Various non Keynesians have argued that the pattern of public spending and GDP in the USA during the current recovery (that is since June 2009) undermines the Keynesian hypothesis that the Government spending multiplier is positive. In particular JOhn Cochrane and Tyler Cowen argue that, if Keynesians were right, sequestration should have caused at least a decline in GDP growth rates.
This shows they haven't been FREDing. The Keynesian story refers to government spending, not US Federal Government spending. A substantial fraction of Government consumption plus investment (G) is done by state and local governments. An economist may not ignore the “50 little Hoovers” (P Krugman 2009) just because political reporters focuse inside the beltway (hey I've recently been inside the beltway for about one minute !).
As I note, sequestration did not have a noticible effect on G — it was anticipated (says my FedGov employed dad) and was a shift in Fiscal 2013 budgets which governed spending for the following 7 months. It didn't cause a jump in Federal spending. It is impossible to guess when Sequestration occured from the time series of US real G.
In fact, during the recovery, percent growth of real G and real GDP are clearly positively correlated. This is exactly the evidence cited by anti-Keynesians. They are a few data points which form a very clear pattern (with an outlier 2014q1 due to weather).
Clearly the percent change in real G and real GDP are positively correlated.

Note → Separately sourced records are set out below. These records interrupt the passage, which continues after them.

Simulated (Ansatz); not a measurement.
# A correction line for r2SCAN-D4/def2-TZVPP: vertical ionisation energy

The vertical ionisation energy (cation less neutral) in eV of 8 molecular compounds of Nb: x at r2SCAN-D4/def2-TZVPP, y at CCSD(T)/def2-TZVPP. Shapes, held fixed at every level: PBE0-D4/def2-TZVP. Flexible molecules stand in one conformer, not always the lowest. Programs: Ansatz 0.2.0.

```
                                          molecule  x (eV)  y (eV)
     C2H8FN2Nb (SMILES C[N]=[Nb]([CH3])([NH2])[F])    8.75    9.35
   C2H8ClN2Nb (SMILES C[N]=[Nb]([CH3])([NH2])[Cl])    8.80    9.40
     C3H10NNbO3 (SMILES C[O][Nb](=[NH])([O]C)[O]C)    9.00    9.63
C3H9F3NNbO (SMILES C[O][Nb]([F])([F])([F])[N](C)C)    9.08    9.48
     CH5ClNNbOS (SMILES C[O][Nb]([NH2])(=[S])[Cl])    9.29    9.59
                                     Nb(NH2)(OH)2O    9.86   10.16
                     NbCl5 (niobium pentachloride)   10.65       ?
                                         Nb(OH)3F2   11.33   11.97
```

Here is a scatter graph with a regression line
For what it's worth (not much) STATA is convinced that the null of zero correlation is rejected by the data
. reg grgdp grg if qtr>2009.5
Number of obs = 19
R-squared = 0.2432
grgdp | Coef. Std. Err. t
grg | .3387477 .1449474 2.34
_cons | .6951767 .1133052 6.14
19 data points can't prove anything, but the few data support the Keynesian hypothesis about as strongly as could be imagined. I am impressed by the unreliability of casual empiricism conducted by idealogues. Some people look at this period and see the opposite of what I see. Even now, I am shocked that economists didn't bother to look up the data on FRED before making nonsensical claims of fact.